SETTING UP UNIX - Sixth Edition

Enclosed are:

  1. UNIX Programmer's Manual, Sixth Edition.
  2. Documents with the following titles:
  3. The UNIX software on magtape or disk pack.

If you are set up to do it, it might be a good idea immediately to make a copy of the disk or tape to guard against disaster. The tape contains 12100 512-byte records followed by a single file mark; only the first 4000 512-byte blocks on the disk are significant.

The system as distributed corresponds to three fairly full RK packs. The first contains the binary version of all programs, and the source for the operating system itself; the second contains all remaining source programs; the third contains manuals intended to be printed using the formatting programs roff or nroff. The `binary' disk is enough to run the system, but you will almost certainly want to modify some source programs.

Making a Disk From Tape

If your system is on magtape, perform the following bootstrap procedure to obtain a disk with the binaries.

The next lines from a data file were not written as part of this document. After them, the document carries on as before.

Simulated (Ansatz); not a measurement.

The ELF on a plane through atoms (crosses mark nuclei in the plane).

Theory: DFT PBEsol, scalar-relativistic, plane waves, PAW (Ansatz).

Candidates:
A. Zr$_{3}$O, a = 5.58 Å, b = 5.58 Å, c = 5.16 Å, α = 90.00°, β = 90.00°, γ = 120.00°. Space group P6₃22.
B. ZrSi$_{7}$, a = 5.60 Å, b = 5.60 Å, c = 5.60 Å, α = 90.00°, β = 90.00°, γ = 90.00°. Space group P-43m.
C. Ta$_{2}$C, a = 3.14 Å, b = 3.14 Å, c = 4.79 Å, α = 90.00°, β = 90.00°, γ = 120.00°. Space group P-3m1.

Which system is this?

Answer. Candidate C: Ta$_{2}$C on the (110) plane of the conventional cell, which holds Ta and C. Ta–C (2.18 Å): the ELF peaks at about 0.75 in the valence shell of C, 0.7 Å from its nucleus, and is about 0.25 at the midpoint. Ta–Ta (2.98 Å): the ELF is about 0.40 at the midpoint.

  1. Mount magtape on drive 0 at load point.
  2. Mount formatted disk pack on drive 0.
  3. Key in and execute at 100000
           TU10                TU16
         012700              (to be added)
    The tape should move and the CPU loop. (The TU10 code is not the DEC bulk ROM for tape; it reads block 0, not block 1.)
  4. Halt and restart the CPU at 0. The tape should rewind. The console should type `='.
  5. Copy the magtape to disk by the following. This assumes TU10 and RK05; see 6 below for other devices. The machine's printouts are shown in italic (the `=' signs should be considered italic). Terminate each line you type by carriage return or line-feed.
              = tmrk
              disk offset
              tape offset
              100       (See 6 below)
              1         (The tape should move)
              = tmrk
              disk offset
              tape offset
              101       (See 7 below)
              3999      (The tape moves lots more)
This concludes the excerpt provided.